There’s a slight problem, though. While this game—called Shin chan: Me and the Professor on Summer Vacation The Endless Seven-Day Journey in English—has the same calendar-based design as its stablemates, and mostly lets you engage in the same leisurely pursuits, the fact a cartoon license has been slapped over the top of it robs it of some of its appeal.
Sure, you can still go fishing and catch bugs, and sure you can still just wander around enjoying the sounds of cicadas and running water, but the whole tone of the game feels slightly off, from the character designs to the wackier storyline running through events .
A big part of the appeal of the main My Summer Vacation games was that you were just playing as a regular kid, hanging out for a month doing regular kid stuff. There weren’t any mad professors, fancy gadgets, or dinosaurs to mess with. Here, the presence of all this Crayon Shin-Chan stuff kinda drags the experience away from what made the other games so relatable. I wanted to be on vacation, not starring in a kid’s cartoon series!
It’s not a bad games because of it; there’s still a wonderful sense of humor here if you’re a Crayon Shin-Chan fan, and like I’ve said, this plays much the same as other My Summer Vacation titles. If the routine and setting are the most appealing things to you, then you’ll likely find little to complain about here.

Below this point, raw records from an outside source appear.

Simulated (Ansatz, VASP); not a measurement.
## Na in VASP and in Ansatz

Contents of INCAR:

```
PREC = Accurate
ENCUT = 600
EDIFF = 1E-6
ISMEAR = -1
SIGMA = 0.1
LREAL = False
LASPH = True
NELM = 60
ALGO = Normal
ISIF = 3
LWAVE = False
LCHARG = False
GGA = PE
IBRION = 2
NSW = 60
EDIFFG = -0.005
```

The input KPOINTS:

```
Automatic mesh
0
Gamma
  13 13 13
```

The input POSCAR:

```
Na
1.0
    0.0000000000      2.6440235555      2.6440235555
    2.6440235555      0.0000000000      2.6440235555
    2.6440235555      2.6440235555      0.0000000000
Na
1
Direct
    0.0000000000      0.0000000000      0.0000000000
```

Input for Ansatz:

But I dunno, I feel like part of the appeal here (for me at least) is how much we can all relate to a normal kid having a normal summer, and that it would have been great if we’d been able to enjoy the previous games in the series first before getting what’s essentially this off-kilter spin-off. I can only hope this one sells enough, or at least attracts enough attention, to convince someone to release some of the older games in English as well.